Wednesday, November 19, 2008

Clean Air

One reason we visit national parks is for the vista, as many have views of extraordinary beauty. I remember visiting Chaco Canyon one December about twenty years ago, and after climbing out of the canyon to one of the remaining building on the top of the canyon, I had a breath-taking 360-degree view of the area, including seeing the distant moutains of southern Colorado.

In that brief period I understood why the building was there, wondering what the native people thought and how they lived more than 500 years ago. I shared their view, unimpeded to the horizon, undeveloped by man, and only changed by time. Because we value clean air.

And now focusing my retirement on Mt. Rainier NP, clean air is of the utmost importance because of proximity of the Puget Sound development and pollutants from the west and southwest, even from over the ocean carried across by the Jet Stream. Our climate is global now and pollution anywhere in each hemisphere disperses and diffuses throughout the hemisphere. No one is immune from the effects, especially the accumulation of pollution.

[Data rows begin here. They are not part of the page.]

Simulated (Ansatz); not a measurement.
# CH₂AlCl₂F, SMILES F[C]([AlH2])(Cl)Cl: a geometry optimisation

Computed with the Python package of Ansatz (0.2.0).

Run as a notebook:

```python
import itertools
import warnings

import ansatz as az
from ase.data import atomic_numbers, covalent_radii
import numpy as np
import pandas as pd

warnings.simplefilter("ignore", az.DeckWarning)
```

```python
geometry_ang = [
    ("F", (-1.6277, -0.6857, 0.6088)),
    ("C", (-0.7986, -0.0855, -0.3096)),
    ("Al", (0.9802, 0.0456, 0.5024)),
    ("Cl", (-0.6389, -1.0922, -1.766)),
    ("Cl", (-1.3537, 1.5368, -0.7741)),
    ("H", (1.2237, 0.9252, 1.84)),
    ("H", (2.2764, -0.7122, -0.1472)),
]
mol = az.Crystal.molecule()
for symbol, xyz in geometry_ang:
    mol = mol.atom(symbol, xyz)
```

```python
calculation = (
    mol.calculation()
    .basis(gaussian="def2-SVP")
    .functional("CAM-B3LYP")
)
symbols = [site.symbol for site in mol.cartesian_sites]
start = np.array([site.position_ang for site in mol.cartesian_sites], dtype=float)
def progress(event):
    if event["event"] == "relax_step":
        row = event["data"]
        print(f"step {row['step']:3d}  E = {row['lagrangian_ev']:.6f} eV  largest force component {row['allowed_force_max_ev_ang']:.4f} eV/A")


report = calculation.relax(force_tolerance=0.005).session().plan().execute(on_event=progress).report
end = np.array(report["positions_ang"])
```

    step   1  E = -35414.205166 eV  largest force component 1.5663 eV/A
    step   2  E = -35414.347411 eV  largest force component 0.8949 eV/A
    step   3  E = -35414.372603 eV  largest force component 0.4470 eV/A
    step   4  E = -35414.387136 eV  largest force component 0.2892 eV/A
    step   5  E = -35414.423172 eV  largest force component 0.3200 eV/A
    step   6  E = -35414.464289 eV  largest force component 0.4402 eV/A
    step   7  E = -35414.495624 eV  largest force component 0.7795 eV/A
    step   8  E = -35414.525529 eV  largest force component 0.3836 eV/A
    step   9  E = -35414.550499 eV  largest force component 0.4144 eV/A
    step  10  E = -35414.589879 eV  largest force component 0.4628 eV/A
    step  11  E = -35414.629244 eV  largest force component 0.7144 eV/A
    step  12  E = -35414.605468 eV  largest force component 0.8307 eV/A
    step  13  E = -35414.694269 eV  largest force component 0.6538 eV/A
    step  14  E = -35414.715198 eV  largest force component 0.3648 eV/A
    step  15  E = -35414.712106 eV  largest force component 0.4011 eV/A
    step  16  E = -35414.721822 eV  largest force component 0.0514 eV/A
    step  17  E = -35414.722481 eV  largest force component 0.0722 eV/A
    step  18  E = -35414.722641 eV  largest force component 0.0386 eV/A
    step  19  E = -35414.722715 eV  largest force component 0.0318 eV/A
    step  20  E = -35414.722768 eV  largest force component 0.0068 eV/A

And so the national parks deserve special consideration. So why is the Environmental Protection Agency trying to loosen the rules on air quality in and around national parks? Only because the political allies in the coal and energy industry have lobbied the Bush administration to loosen the rules to build up to 186 new coal-fired power plants near national parks.

Why is it that political appointees who sell the new rules spin the rhetoric without addressing what they're really doing? Like that's new? Ok, not, but you have to read between and behind their rhetoric before you believe they're working to ensure we have clean air, and our national park are further degraded by pollution.

And how does the new standards work? Simple. Instead of taking air samples during intensive studies, such as every 3-4 hours over several days, noting the extremes and average, they propose to average all the data into an annual sample, and only if that exceeds the limits will penalites be considered. This effectively means the limit will never be exceeded all the while the pollution gets worse.

We and our national parks deserve better, and the Bush administration has shown where they loyalties lie, with the polluters and not the people. Why else would someone from west Texas not undetsand clean air?